Understand computational resources in Boulder Opal

Understanding the Boulder Opal computing environment and utilizing the compute resources effectively

Based on your Boulder Opal plan, you are allocated machine hours and the maximum number of machines you can spin up to run concurrent calculations. For example, with the Performance plan, you can spin up to 4 machines simultaneously, which corresponds to 4 concurrent calculations. With the Professional plan, you can spin up to 16 machines simultaneously, which corresponds to 16 concurrent calculations. The total number of machine hours consumed is the number of hours aggregated across all machines running in your environment.

In this topic, we will cover how parallel computations are treated and how you can manage your Boulder Opal queue and resources.

Parallel computations

When you submit a calculation request in Boulder Opal, depending on the type of calculation, it will result in one or multiple tasks being added to your organization's queue. Boulder Opal calculations utilize multiprocessing, hence each calculation runs as quickly as possible on a single worker. By design only a single calculation is running at a time on a single worker machine to avoid any memory issues. If your Boulder Opal plan allows for concurrent calculations and enough worker machines are online, the tasks will run in parallel. Visit the Boulder Opal web app to monitor the status of your organization's queue.

Submitting multiple simultaneous calculations

By default, calculations in the Boulder Opal cloud are synchronous, meaning that they will wait until they finish executing before returning the results. However, some functions support the parameter run_async that you can use to submit multiple asynchronous calculations. You can learn more about asynchronous job submission in this user guide.
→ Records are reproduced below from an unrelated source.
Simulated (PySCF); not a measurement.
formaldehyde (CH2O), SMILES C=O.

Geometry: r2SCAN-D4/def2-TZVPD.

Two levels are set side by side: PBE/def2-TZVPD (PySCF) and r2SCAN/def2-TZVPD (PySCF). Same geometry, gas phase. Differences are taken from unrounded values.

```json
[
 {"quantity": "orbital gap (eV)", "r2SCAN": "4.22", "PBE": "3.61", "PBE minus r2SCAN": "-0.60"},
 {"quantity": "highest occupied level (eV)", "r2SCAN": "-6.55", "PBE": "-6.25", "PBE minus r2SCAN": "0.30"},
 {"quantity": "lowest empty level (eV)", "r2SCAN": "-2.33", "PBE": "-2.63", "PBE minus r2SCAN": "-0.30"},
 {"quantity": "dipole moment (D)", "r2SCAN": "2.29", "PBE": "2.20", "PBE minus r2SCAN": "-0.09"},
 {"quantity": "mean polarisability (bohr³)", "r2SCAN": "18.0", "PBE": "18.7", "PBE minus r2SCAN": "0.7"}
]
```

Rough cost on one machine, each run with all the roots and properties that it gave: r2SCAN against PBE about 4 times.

Key considerations when running asynchronous calculations:

While you can in principle submit as many asynchronous calculations as you want, the actual number of tasks that will run in parallel depends on your Boulder Opal plan and the number of available machines in your environment. You can use boulderopal.cloud.request_machines to spin up the machines before submitting the tasks.
When run_async is set to True, the request returns a BoulderOpalJob object. The request is non-blocking, so you can continue other operations. You can check the status of the request using BoulderOpalJob.get_status or obtain the result with BoulderOpalJob.get_result. Note that BoulderOpalJob.get_result is blocking and will wait for the result to be available.

Managing the queue

In certain scenarios, your calculation may be in the queued state for an unusually long time (for example, longer than 20 minutes). Long queue times can be primarily triggered by:

Upscaling worker machines.
Provisioning additional virtual machine instances.
All allowed machines for the plan are busy running calculations.

Upscaling worker machines

If there are outstanding queued tasks, your Boulder Opal environment will upscale by spinning up new worker machines. A machine will spin up when a task is in the queue for more than 30 seconds. For example, in the case of a boulderopal.run_optimization calculation with optimization_count=10 the first worker machine would pick the first task. And after every 30 seconds if there are outstanding tasks in the queue, a new worker machine will spin up to handle the outstanding tasks. If each optimization takes about five minutes to run, the system by the end would have spun up 10 worker machines. This is because at every 30 second interval there would always be a task outstanding in the queue. Note that, in this scenario, it would take longer for the calculation to complete than if there were already 10 workers spun up and ready. To reduce wait time you can pre-provision the worker machines.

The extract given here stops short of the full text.